GMP revaluation - Pension schemes containing GMPs should take action to avoid what could be a costly hangover from contracting-out
Pension schemes containing GMPs should take action to avoid what could be a costly hangover from contracting-out, where pension scheme rules have not kept up-to-date with the law.
One of the key features of the pension landscape came to an end on 6 April when contracting-out was finally abolished. The regime delivered part of the state pension via private sector pension schemes. The hangover from the contracting-out regime will continue for some time to come because some pension scheme members will continue to have rights which relate to contracting-out – in particular, the guaranteed minimum pension or GMP, where a scheme was contracted-out on a salary related basis before 6 April 1997.
The GMP is what is says on the tin. It is a guarantee that a pension scheme member is paid a minimum amount of pension. One part of calculating the GMP is that its minimum amount must reflect inflation between when the member earns it (i.e. when he was employed) and retirement. This increase is known as revaluation.
Before 6 April 2016, a member would cease to be contracted-out when he or she left employment and left the pension scheme. At that point, the law gave the pension scheme a choice between two main methods of revaluing the GMP. The methods are known as fixed rate revaluation and section 148 revaluation.
On 6 April 2016, some pension scheme members ceased to be contracted-out as a result of the abolition of contracting-out. However, such members may continue in employment and to build up benefits in their pension scheme. The law has changed for such members insofar as the point at which a pension scheme has the revaluation choice now arises when employment ends and they cease earning benefits in their pension scheme - i.e. a date in the future, and not on the date that contracting-out was abolished on 6 April 2016.

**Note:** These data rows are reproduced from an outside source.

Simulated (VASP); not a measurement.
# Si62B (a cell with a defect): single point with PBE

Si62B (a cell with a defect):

Understandably, some pension scheme rules make the choice to use fixed rate revaluation from when contracting-out ends. The potential difficulty with this is that some members will have continued in employment after 6 April 2016 and will have continued to build up benefits in their pension scheme. In relation to such members, pension scheme provisions may not have not kept up-to-date with the law. At the same time, the law requires a pension scheme to use section 148 revaluation until employment ends.
In other words, some pension scheme rules require fixed rate revaluation from 6 April 2016, but the law requires section 148 revaluation until employment ends. Where members are still in employment and still in a pension scheme, this can create a cross-over period in which a pension scheme has to use the better of fixed rate revaluation and section 148 revaluation for a GMP. This could be quite costly for an employer as well as administratively complex.
The law deals with this by giving trustees an option of passing a resolution to update their rules in line with the law. This will give trustees the ability to only use section 148 revaluation until employment ends and avoid the cost of a cross-over period. However, the option is only available until 5 April 2017.
Trustees should review their rules and current arrangements for GMP revaluation in the coming months. Some pension scheme rules will need updating in line with the new law.